Artist's impression of the new Brent Cross. Image: Hammerson.

I’ve ranted before about the horror of naming stations after the lines that they’re served by (screw you, City Thameslink). So, keeping things in perspective as ever, I’ve been quietly dreading the opening of the proposed new station in north London which has been going by the name of Brent Cross Thameslink.

I’ve been cheered, then, by the news that station wouldn’t be called that at all, but will instead go by the much better name Brent Cross West. It’s hardly the cancellation of Brexit, I’ll grant, but in 2017 I’ll take my relief wherever I can find it.

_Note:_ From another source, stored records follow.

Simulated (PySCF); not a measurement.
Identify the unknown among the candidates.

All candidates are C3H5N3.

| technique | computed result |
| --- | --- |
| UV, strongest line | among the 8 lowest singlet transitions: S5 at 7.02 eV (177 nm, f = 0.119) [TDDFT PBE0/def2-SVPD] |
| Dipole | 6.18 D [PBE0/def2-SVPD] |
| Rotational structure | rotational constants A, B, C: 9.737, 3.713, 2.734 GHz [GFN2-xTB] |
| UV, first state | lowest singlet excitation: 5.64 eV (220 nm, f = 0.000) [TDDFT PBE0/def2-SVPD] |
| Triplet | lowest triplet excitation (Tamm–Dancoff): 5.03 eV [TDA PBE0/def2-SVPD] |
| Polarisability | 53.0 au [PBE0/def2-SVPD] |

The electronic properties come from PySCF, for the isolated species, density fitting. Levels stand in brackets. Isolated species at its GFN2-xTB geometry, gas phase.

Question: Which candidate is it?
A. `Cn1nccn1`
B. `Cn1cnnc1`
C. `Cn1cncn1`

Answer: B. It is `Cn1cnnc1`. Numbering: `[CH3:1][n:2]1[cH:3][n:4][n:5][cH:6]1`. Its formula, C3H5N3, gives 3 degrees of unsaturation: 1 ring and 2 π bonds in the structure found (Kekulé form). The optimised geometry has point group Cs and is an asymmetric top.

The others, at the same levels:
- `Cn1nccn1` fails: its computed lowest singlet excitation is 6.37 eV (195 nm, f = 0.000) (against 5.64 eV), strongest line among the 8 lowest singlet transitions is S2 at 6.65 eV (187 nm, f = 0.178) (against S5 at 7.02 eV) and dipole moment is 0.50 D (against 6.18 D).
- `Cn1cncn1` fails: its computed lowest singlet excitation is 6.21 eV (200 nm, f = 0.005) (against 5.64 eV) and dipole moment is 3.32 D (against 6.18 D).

Some background on this. When the Brent Cross shopping centre opened besides the A406 North Circular Road in 1976, it was only the third large shopping mall to arrive in Britain, and the first in London. (The Elephant & Castle one was earlier, but smaller.) Four decades later, though, it’s decidedly titchy compared to newer, shinier malls such as those thrown up by Westfield – so for some years now, its owners, Hammerson, have wanted to extend the place.

That, through the vagaries of the planning process, got folded into a much bigger regeneration scheme, known as Brent Cross Cricklewood (because, basically, it extends that far). A new bigger shopping centre will be connected, via a green bridge over the A406, to another site to the south. There you’ll find a whole new town centre, 200 more shops, four parks, 4m square feet of offices space and 7,500 homes.

This is all obviously tremendously exciting, if you’re into shops and homes and offices and not into depressing, car-based industrial wastelands, which is what the area largely consists of at the moment.

The Brent Cross site. Image: Google.

One element of the new development is the new station, which’ll sit between Hendon and Cricklewood on the Thameslink route. New stations are almost as exciting as new shops/homes/offices, so on balance I'm pro.

What I’ve not been pro is the name. For a long time, the proposed station has been colloquially referred to as Brent Cross Thameslink, which annoys me for two reasons:

1) Route names make rubbish modifiers because what if the route name changes? And:

2) It’s confusing, because it’s nearly a mile from Brent Cross tube station. West Hampstead Thameslink (euch), by contrast, is right next to West Hampstead tube.

Various other names have been proposed for the station. In one newsletter, it was Brent Cross Parkway; on Wikipedia, it’s currently Brent Cross South, apparently through confusion about the name of the new town centre development.

This week, though, Barnet council quietly confirmed it’d be Brent Cross West:

Whilst the marketing and branding of BXS needs to be developed further, all parties agree that the station name should build upon the Brent Cross identity already established. Given the station is located to the west of Brent Cross, it is considered that the station should be named Brent Cross West. Network Rail have confirmed that this name is acceptable for operational purposes. Consequently, the Committee is asked to approve that the new station be named Brent Cross West.

Where the new station will appear on the map, marked by a silly red arrow. Image: TfL.

That will introduce another irritating anomaly to the map, giving the impression that the existing Brent Cross station is somehow more central than the new one, when in fact they’re either side of the development. And so:

Consideration has also been given as to whether to pursue a name change for the tube station from “Brent Cross” to “Brent Cross East”.

Which would sort of make sense, wouldn’t it? But alas:

However owing to the very high cost of changing maps and signage London-wide this is not currently being pursued.

This is probably for the best. Only a handful of tube stations have been renamed since 1950: the last was Shepherd’s Bush Market, which was until 2008 was simply Shepherd's Bush, despite being quite a long way from the Shepherd's Bush station on the Central line. That, to me, suggests that one of the two Bethnal Green stations might be a more plausible candidate for an early rename.


At any rate: it seems unlikely that TfL will be renaming its Brent Cross station to encourage more people to use the new national rail one any time soon. But at least it won’t be Brent Cross Thameslink.